| |
Methods defined here:
- __init__(self, data=None, word_column=None, postag_column=None, single_output=True, pos=None, accumulate=None, data_sequence_column=None, data_order_column=None)
- DESCRIPTION:
Lemmatization is a basic text analysis tool that determines the
lemmas (standard forms) of words, so that all forms of a word can be
grouped together, improving the accuracy of text analysis.
The TextMorph function implements a lemmatization algorithm based
on the WordNet 3.0 dictionary, which is packaged with the function.
If an input word is in the dictionary, the function outputs its morphs
with their parts of speech; otherwise, the function outputs the
input word itself and sets its part of speech to None.

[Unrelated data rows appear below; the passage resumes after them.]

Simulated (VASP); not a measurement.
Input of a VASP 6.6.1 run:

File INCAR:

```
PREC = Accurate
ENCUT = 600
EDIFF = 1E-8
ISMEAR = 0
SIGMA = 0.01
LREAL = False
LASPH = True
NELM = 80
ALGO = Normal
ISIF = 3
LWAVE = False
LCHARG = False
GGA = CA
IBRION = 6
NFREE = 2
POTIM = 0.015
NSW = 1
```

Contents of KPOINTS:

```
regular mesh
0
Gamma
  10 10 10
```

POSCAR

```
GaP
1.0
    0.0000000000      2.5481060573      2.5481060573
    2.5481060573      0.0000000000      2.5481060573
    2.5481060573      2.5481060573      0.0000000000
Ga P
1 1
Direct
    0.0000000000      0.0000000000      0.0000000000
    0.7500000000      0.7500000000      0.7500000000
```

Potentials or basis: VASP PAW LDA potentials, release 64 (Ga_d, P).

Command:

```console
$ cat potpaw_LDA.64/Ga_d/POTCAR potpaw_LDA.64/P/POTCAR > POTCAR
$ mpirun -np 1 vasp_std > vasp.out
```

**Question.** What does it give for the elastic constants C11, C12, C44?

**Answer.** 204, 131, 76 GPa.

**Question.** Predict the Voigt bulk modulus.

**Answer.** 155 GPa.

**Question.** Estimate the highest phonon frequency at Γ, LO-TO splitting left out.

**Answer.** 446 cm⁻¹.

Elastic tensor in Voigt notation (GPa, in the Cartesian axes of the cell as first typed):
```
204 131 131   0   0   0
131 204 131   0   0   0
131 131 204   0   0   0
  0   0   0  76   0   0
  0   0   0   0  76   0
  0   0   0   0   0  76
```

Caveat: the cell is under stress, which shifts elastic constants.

When an input word has multiple morphs, the function outputs them
by the order of precedence of their parts of speech: noun, verb,
adj, and adv. That is, if an input word has a noun form, then it is
listed first. If the same word has a verb form, then it is listed
next, and so on.
PARAMETERS:
data:
Required Argument.
Specifies the input teradataml DataFrame that contains the
input words/phrases.
data_order_column:
Optional Argument.
Specifies Order By columns for data.
Values to this argument can be provided as list, if multiple
columns are used for ordering.
Types: str OR list of Strings (str)
word_column:
Required Argument.
Specifies the name of the input teradataml DataFrame column that
contains the words.
Types: str
postag_column:
Optional Argument.
Specifies the name of the input teradataml DataFrame column that
contains the part-of-speech (POS) tags of the words, generated by the
function POSTagger.
If you specify this argument, the function outputs each morph
according to its POS tag.
Types: str
single_output:
Optional Argument.
Specifies whether to output only one morph for each word. If you
specify False, the function outputs all morphs for each word.
Default Value: True
Types: bool
pos:
Optional Argument.
Specifies the parts of speech to output. A pos can be "noun", "verb",
"adj", or "adv". Specification order is irrelevant; the order of
precedence is: "noun", "verb", "adj", "adv". By default, the function
outputs all parts of speech. If you specify this argument and
single_output is True, then the function outputs only the first pos.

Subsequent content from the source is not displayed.